Newsroom

News and Analysis

Tuesday, Jan. 7, 2014 6:10 p.m.

LGBT homeless youth bill gains momentum in D.C. Council

by admin

This post was written by Hatchet reporter Laura Porter.

The D.C. Council unanimously supported strengthening protections for homeless lesbian, gay, bisexual and transgender youth in a bill’s first reading Tuesday.

The bill, co-introduced by Council member and GW Law School professor Mary Cheh, would require all homeless youth shelters in D.C. to provide beds specifically for LGBT youth, and put more money into services.

Devin Ward, Cheh’s spokesman, said the bill will help young residents “bounce back” from homelessness by requiring shelters to engage with the LGBTQ community.

The bill would mandate a census count every five years to determine the number of the city’s homeless LGBT youth.

“Currently we don’t know how many homeless LGBTQ youth are in the District,” Ward said, “which is one of the reasons why this bill is so important.”

The District now has one housing program dedicated to solely that population. The Wanda Alston House, located in Northeast D.C., provides services and housing for LGBT homeless youth ages 16 to 24.

A 2009 report by the National Coalition for the Homeless found that LGBT youth make up about 20 percent of young people who are homeless in the U.S. They can face harsh conditions because of their sexuality and are about 7 times more likely than heterosexual youth to be victims of sexual violence.

A second vote on the bill will be held in February, and would then be up for a signature from Mayor Vincent Gray.

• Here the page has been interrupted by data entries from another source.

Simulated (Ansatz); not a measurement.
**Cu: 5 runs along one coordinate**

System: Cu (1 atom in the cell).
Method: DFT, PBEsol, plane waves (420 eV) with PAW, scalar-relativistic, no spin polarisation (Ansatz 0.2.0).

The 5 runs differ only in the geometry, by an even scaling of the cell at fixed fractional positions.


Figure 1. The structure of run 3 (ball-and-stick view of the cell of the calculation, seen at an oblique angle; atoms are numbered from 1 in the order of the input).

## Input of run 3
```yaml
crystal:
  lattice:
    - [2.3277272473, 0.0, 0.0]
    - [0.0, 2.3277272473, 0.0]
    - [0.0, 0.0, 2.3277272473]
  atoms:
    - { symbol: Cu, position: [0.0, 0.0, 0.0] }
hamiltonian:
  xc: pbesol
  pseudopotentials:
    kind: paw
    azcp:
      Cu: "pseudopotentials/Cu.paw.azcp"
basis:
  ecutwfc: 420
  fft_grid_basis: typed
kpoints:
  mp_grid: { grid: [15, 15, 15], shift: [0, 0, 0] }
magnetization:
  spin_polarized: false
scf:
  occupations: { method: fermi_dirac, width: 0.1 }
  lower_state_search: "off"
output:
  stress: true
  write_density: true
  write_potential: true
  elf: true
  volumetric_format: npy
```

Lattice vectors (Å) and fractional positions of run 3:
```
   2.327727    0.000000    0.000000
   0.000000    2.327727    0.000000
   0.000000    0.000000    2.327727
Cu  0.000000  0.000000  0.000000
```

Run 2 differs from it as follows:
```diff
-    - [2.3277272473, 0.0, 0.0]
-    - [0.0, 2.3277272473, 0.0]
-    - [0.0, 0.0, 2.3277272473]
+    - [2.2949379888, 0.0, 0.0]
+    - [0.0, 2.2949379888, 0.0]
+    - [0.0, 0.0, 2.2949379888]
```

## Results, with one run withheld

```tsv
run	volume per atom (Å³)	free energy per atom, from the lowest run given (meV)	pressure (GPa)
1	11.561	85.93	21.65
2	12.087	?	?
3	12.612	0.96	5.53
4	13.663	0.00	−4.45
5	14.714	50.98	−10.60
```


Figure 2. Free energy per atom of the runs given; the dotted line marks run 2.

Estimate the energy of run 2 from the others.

  • Pingback: LGBT homeless youth bill gains momentum in D.C. Council – Newsroom | JerBear's Queer World News, Views & More From The City Different – Santa Fe, NM

  • Originality

    You all should focus more on stories directly related to GW. This is the kind of thing anybody can read about in one of the local DC newspapers. There’s no original reporting here. Sure it’s important and all, but this is a school paper. I think we would all appreciate seeing something more relevant to the school in one of the top spots on the website.

  • Alum

    Why didn’t you guys cover a Supreme Court Justice speaking at GW instead? You could have asked her what she thought about Title IX causing discrimination against men in college judicial systems, with GW being an extreme example. You could have made news rather than copying other newspapers or administrators’ press releases like usual.